Clark v. First National Bank of Mena, 24 Ark. App. 52, 748 S.W.2d 42 (1988)

April 13, 1988 · Arkansas Court of Appeals · CA 87-380
24 Ark. App. 52, 748 S.W.2d 42

G.W. CLARK v. FIRST NATIONAL BANK of Mena

CA 87-380

748 S.W.2d 42

Court of Appeals of Arkansas Division I

Opinion delivered April 13, 1988

*53 Jerry Ryan, for appellant.

Orvin W. Foster, for appellee.

George K. Cracraft, Judge.

G. W. Clark appeals from an order of the circuit court granting a deficiency judgment against him under the Uniform Commercial Code. He contends that the trial court erred in not dismissing the complaint because he had not received reasonable notice from the secured party of the resale of repossessed collateral. We find no error and affirm.

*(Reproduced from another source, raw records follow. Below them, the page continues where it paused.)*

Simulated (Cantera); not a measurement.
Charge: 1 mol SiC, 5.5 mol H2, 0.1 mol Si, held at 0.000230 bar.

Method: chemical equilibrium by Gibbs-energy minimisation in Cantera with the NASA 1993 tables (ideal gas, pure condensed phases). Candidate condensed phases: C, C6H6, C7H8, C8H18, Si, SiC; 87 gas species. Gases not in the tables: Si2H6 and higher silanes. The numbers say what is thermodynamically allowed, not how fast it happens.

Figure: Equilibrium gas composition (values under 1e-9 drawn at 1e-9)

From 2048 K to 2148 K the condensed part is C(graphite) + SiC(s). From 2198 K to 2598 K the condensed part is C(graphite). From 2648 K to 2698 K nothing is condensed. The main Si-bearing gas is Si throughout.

In 1985, the appellant entered into security agreements with the appellee with regard to the unpaid balance due on two Kenworth trucks. He subsequently became in default on the notes secured by those agreements, and, on September 13, 1985, the appellee mailed to appellant’s address a certified letter with return receipt requested, notifying him that, if the indebtedness had not been paid in full, within ten days from the date of that letter, the trucks would be sold to satisfy the debt. After the expiration of ten days, the appellee resold the trucks at a price which was less than the balance due on the secured notes and filed suit for a deficiency judgment in the amount of $23,398.58 against the appellant.

Appellee’s vice president testified that the notice had been sent to the appellant by certified mail with return receipt *54requested, and that a return receipt had been received signed by appellant’s wife. Appellant testified that after the note was in default he was in communication with the bank with regard to a possible settlement under which someone else might assume the indebtedness. He stated that he was informed that the trucks had been repossessed, but that he heard nothing else from the appellee until after the resale had taken place. He testified that his wife had signed for the letter but that he did not read it because he had thought everything was settled.

Appellant does not contend that the notice mailed to his home was inadequate. He argues only that it was received by his wife and he never saw it. We do not agree that under these facts appellee failed to meet the requirements of Ark. Stat. Ann. §85-9-504(3) (Supp. 1985). That section provides that disposition of the collateral may be made at public or private sale in a commercially reasonable manner, after reasonable notice of the time and place of the sale if public, or the time after which a private sale or any other intended disposition will be made, is sent by the secured party to the debtor.

Arkansas Statutes Annotated § 85-1-201(38) (Supp. 1985) provides as follows:

“Send” in connection with any writing or notice means to deposit in the mail or deliver for transmission by any other usual means of communication with postage or cost of transmission provided for and properly addressed and in the case of an instrument to an address specified thereon or otherwise agreed, or if there be none to any address reasonable under the circumstances. The receipt of any writing or notice within the time at which it would have arrived if properly sent has the effect of a proper sending.

Section 85-1-201(26) (Repl. 1985) provides that one receives a notice when it either comes to his attention or is duly delivered at the place of business through which the contract was made or at any other place held out by him as a place for receipt of such communications. Here, the evidence establishes that the notice was sent by mailing it with proper postage affixed and was received by appellant’s wife. There is no evidence that the place at which she received it was not the place at which such communications might have been received.

*55The appellant contends that reversal is mandated by our opinion in Mooney v. Grant County Bank, 18 Ark. App. 224,711 S.W.2d 841 (1986). This case is clearly distinguishable. In Mooney, the letter was not “sent” to the debtor but addressed to the debtor’s spouse, who was not a party to the security agreement. We held in Mooney that the requirements of § 85-1-201(38) were not complied with when the notice was sent to the wrong person. Here, the notice was sent to the appellant and received at his usual place of abode.

Affirmed.

Corbin, C.J., and Jennings, J., agree.